Reputation: 6290
I would like to create a Dense model in keras with shared weights. My approach is described below. I have one Dense network called dense
. dense_x
, dense_y
and dense_z
should share weights (i.e. use dense
). The output of these three networks is then concatenated and feed in another dense network.
However, somehow this approach does not work. How can I use shared weights in the correct way?
num_nodes = 310
input_tensor_x = Input(shape=(310,))
input_tensor_y = Input(shape=(310,))
input_tensor_z = Input(shape=(310,))
dense = Dense(num_nodes)
dense = BatchNormalization()(dense)
dense = Activation('relu')(dense)
dense = Dropout(0.4)(dense)
dense = Dense(num_nodes // 2)
dense = BatchNormalization()(dense)
dense = Activation('relu')(dense)
dense = Dropout(0.4)(dense)
dense = Dense(num_nodes // 4)
dense = BatchNormalization()(dense)
dense = Activation('relu')(dense)
dense = Dropout(0.4)(dense)
dense_x = dense(input_tensor_x) #<=== shared above dense network
dense_y = dense(input_tensor_y) #<=== shared above dense network
dense_z = dense(input_tensor_z) #<=== shared above dense network
merge_layer = tf.keras.layers.Concatenate()([dense_x, dense_y, dense_z])
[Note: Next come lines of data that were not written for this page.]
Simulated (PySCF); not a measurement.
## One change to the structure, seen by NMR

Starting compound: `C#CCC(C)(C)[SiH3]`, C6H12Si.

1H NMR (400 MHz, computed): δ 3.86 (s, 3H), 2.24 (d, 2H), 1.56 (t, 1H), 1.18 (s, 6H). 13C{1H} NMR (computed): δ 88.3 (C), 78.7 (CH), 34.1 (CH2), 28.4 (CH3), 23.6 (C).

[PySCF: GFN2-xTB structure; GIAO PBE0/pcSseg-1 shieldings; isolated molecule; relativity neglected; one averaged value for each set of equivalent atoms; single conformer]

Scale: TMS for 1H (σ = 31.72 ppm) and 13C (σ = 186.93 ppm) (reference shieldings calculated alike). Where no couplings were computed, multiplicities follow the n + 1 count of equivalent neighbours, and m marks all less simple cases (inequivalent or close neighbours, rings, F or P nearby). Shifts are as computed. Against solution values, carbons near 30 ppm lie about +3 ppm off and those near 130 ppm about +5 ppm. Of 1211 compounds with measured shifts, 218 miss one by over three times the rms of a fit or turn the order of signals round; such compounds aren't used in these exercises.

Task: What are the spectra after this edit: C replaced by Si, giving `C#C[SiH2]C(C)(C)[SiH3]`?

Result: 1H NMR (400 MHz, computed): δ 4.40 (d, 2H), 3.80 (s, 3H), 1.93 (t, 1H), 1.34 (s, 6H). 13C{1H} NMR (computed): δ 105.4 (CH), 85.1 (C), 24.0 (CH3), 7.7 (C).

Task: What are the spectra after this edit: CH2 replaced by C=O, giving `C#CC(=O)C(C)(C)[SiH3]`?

merged_nodes = 3*(num_nodes // 4) // 2
dense2 = Dense(merged_nodes)(merge_layer)
dense2 = BatchNormalization()(dense2)
dense2 = Activation('relu')(dense2)
dense2 = Dropout(0.4)(dense2)
dense2 = Dense(merged_nodes // 2)(dense2)
dense2 = BatchNormalization()(dense2)
dense2 = Activation('relu')(dense2)
dense2 = Dropout(0.4)(dense2)
output_tensor = Dense(3, activation='softmax')(dense2)
fcnn_model = Model(inputs=[input_tensor_x, input_tensor_y, input_tensor_z], outputs=output_tensor)
opt = Adam(lr=learning_rate)
fcnn_model.compile(loss='categorical_crossentropy',
optimizer=opt, metrics=['accuracy', tf.keras.metrics.AUC()])
Upvotes: 1
Views: 103
Reputation: 22031
the simplest way is to initialize the shared layers at the top and then pass the following layers into them. pay attention to not overwrite them.
I initialized a Dense
layer and a BatchNormalization
because they are the only layers with trainable weights
num_nodes = 310
input_tensor_x = Input(shape=(310,))
input_tensor_y = Input(shape=(310,))
input_tensor_z = Input(shape=(310,))
def shared_dense(inp):
dense = Dense(num_nodes)(inp)
dense = BatchNormalization()(dense)
dense = Activation('relu')(dense)
dense = Dropout(0.4)(dense)
dense = Dense(num_nodes // 2)(dense)
dense = BatchNormalization()(dense)
dense = Activation('relu')(dense)
dense = Dropout(0.4)(dense)
dense = Dense(num_nodes // 4)(dense)
dense = BatchNormalization()(dense)
dense = Activation('relu')(dense)
dense = Dropout(0.4)(dense)
return Model(inp, dense, name='shared_dense')
shared_dense = shared_dense(Input(shape=(310,)))
dense_x = shared_dense(input_tensor_x) #<=== shared
dense_y = shared_dense(input_tensor_y) #<=== shared
dense_z = shared_dense(input_tensor_z) #<=== shared
merge_layer = Concatenate()([dense_x, dense_y, dense_z])
merged_nodes = 3*(num_nodes // 4) // 2
dense2 = Dense(merged_nodes)(merge_layer)
dense2 = BatchNormalization()(dense2)
dense2 = Activation('relu')(dense2)
dense2 = Dropout(0.4)(dense2)
dense2 = Dense(merged_nodes // 2)(dense2)
dense2 = BatchNormalization()(dense2)
dense2 = Activation('relu')(dense2)
dense2 = Dropout(0.4)(dense2)
output_tensor = Dense(3, activation='softmax')(dense2)
fcnn_model = Model(inputs=[input_tensor_x, input_tensor_y, input_tensor_z],
outputs=output_tensor)
fcnn_model.compile(loss='categorical_crossentropy',
optimizer=Adam(lr=1e-3),
metrics=['accuracy', tf.keras.metrics.AUC()])
Upvotes: 1